However, I'm not smart/experience enough with NFS to know what could be causing the problem and more importantly what a work-around might be. I guess what's most important is to see if others run into this problem. My current configuration has been running for years, so it's either a regression bug or a new feature that I need to set some new NFS configuration options (which I really wouldn't have a clue at this point). Two different BSD servers hang in accessing the NFS file system which blows things up. So to me this is a critical bug.

Thanks!

5.9 NFSv3 bug?

Posted: 2013/01/22 23:20:59
by toracat
Enable debugging nfs and see if you can catch useful messages:

echo 1 > /proc/sys/sunrpc/nfs_debug (turn debugging ON)



echo 0 > /proc/sys/sunrpc/nfs_debug (turn debugging OFF)

Check /var/log/messages.

Re: 5.9 NFSv3 bug?

Posted: 2013/01/23 01:46:50
by granroth
I'm seeing similar behavior with SPARC/Solaris 7, 8, & 10 clients connecting with NFSv3. Programs compiled with large file support don't appear to have a problem, but older 32-bit programs compiled without large file support fail to read directories.

Re: 5.9 NFSv3 bug?

Posted: 2013/01/24 01:12:02
by jeneral
It's a bad bug! I saw no output by enabling the debug. Most likely because it doesn't think there are any errors. However, this is why things were hanging: On the directories that have problems it sees multiple files with of the same filename. For example, on one of the directories it *should* show 564 files. With the new kernel is shows 3,124,293!!! And if you 'ls' the directory it lists all 3M+ files repeating the same file multiple times. I was also using the NFS for email and that explains why I was getting multiple emails coming in. In fact, one of my clients texted "per outlook...have one email that appears to be sending 1.5M times. Have received 110,000 copies." Not good.

I'm using the NFS in an HA environment so I can switch between NFS. With the "good" kernel the old duplicate files still exists (I'm sure because of caching). A umount/mount fixes that.
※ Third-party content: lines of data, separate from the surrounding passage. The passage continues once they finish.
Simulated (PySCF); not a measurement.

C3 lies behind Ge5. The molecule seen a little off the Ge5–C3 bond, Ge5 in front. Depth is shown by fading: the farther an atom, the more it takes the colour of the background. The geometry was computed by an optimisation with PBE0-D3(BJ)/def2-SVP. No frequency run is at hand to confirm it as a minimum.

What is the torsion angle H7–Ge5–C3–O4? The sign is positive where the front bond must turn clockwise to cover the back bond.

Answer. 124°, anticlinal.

The NFS servers are 64-bit. The two tested clients (FreeBSD) are a 64-bit and a 32-bit version.

Thanks!

Re: 5.9 NFSv3 bug?

Posted: 2013/01/24 04:46:37
by toracat
You might have hit this bug reported upstream:

https://bugzilla.redhat.com/show_bug.cgi?id=739222

[EDIT] The BZ is for EL6, so may not be applicable here.

Re: 5.9 NFSv3 bug?

Posted: 2013/01/31 20:29:49
by granroth
My problem may not be exactly the same, however kernels newer than 2.6.18-308.24.1.el5 on CentOS 5.9 or newer than 2.6.32-220.23.1.el6.x86_64 on CentOS 6.3 when providing NFSv3 services to Solaris clients prevent non-large-file capable client programs from reading directories due to a size type conflict. Here is demonstration code:

[code]
/* A program to demonstrate the differences between large file support and
the lack of large file support in client programs on Solaris when reading NFSv3
directories hosted on CentOS 5.9 and 6.3 servers running current kernels.

To use make two versions of this program on Solaris, one with:

cc -xc99 -g -errwarn test_largefile.c -o test_smallfile

and the other with:

cc -xc99 -g -errwarn $(getconf LFS_CFLAGS) test_largefile.c -o test_largefile

Then you can try to read directories with each and see which one fails
(if either).
*/

#include <sys/types.h>
#include <dirent.h>
#include <errno.h>
#include <string.h>
#include <stdbool.h>
#include <stdio.h>


int main(int argc, char** argv){

int nErr = 0;
DIR* pDir = NULL;
struct dirent* pEnt = NULL;


if((argc < 2)||(strcmp(argv[1], "-h")==0)||(strcmp(argv[1], "--help")==0)){

printf(
"A program to test effects of compiling in large file support.\n"
" Usage: %s DIR_TO_READ\n"
"If the program works you will see a list of the directory entries in\n"
"DIR_TO_READ, else an error message will be printed\n", argv[0]);

if(argc == 1) return 3;
else return 0;
}

errno = 0;
if( (pDir = opendir(argv[1])) == NULL){
nErr = errno;
fprintf(stderr, "Couldn't open %s, reason: %s\n", argv[1], strerror(nErr));
return 4;
}

printf("%s\n", argv[1]);

while(true){
errno = 0;
pEnt = readdir(pDir);
if(pEnt == NULL){
if(errno != 0){
nErr = errno;
fprintf(stderr, "Couldn't read directory entry from %s, reason: %s\n",
argv[1], strerror(nErr));
return 5;
}
break;
}

printf(" |-%s\n", pEnt->d_name);
}

errno = 0;
if(closedir(pDir) != 0){
nErr = errno;
fprintf(stderr, "Couldn't close %s, reason: %s\n", argv[1], strerror(nErr));
return 6;
}

return 0;
}
[/code]

Is there a way to generate a binary on CentOS without large file support, currently? That would make a handier demonstration . . .

I've been holding off on kernel updates, but this is a show-stopper for our half a petabyte of space flight data.

Re: 5.9 NFSv3 bug?

Posted: 2013/02/09 00:04:15
by toracat
For NFS issues with CentOS 5.9 kernels, please see :

http://bugs.centos.org/view.php?id=6241

https://access.redhat.com/knowledge/solutions/306063

Re: 5.9 NFSv3 bug?

Posted: 2013/02/13 17:07:55
by jeneral
Just to clarify:
My server is centos 5.9, 32-bit.

My clients are freebsd 8.3, 32 AND 64-bit versions. If I understand correctly, by default, they have LFS. It fails on both.

Perhaps this is NOT an LFS issue nor a 32-bit client issue?